Thursday, January 14, 2010

"In everyone's life, at some time, our inner fire goes out. It is then burst into flame by an encounter with another human being. We should all be thankful for those people who rekindle the inner spirit."-Albert Schweitzer

this is going to be a very short post, because i'm tired and i'm watching the fringe! aka best show ever :)

i just want to thank each of you for the sweet and thoughtful comments on my last post.  it was very hard to sit down and write, but i had an urge to do it.  i felt like it was finally time to rid myself of my past demons, and guess what? i feel great! i'm trying to move on.  i can't promise i will never have a thought about it again.  actually, i know i will.  but the point of my last point was to get rid of ED as some kind of baggage i've been carrying me around.  to me, it's almost like a handicap that i've been able to fall back on.  but not that i'm going to college and i'm growing up, i need to move on and find myself.  i need to work for me, and i can't do that with ED dragging along behind. 

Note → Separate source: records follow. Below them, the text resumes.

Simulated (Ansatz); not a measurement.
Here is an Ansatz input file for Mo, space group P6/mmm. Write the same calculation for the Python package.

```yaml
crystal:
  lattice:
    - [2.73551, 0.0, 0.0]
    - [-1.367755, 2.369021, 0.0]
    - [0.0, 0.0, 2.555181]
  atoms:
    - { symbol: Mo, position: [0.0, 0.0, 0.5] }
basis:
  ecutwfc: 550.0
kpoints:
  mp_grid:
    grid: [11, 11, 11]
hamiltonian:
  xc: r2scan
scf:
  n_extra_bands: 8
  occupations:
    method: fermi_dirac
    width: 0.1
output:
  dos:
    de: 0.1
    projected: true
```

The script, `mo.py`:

also, i will not be posting until sunday (probably?) because i will be staying with jeff at n.c. state this weekend! yup, it's been far too long :)  we have tickets to the basketball game versus clemson saturday, and i'm so excited! i've never actually been to a basketball game before.  not even at my high school.  sad, i know.

i love each of you, and i'll see you in a few days! :)

ciao bella

1 comment:

  1. I'm so glad you did share that post with us - it was amazing!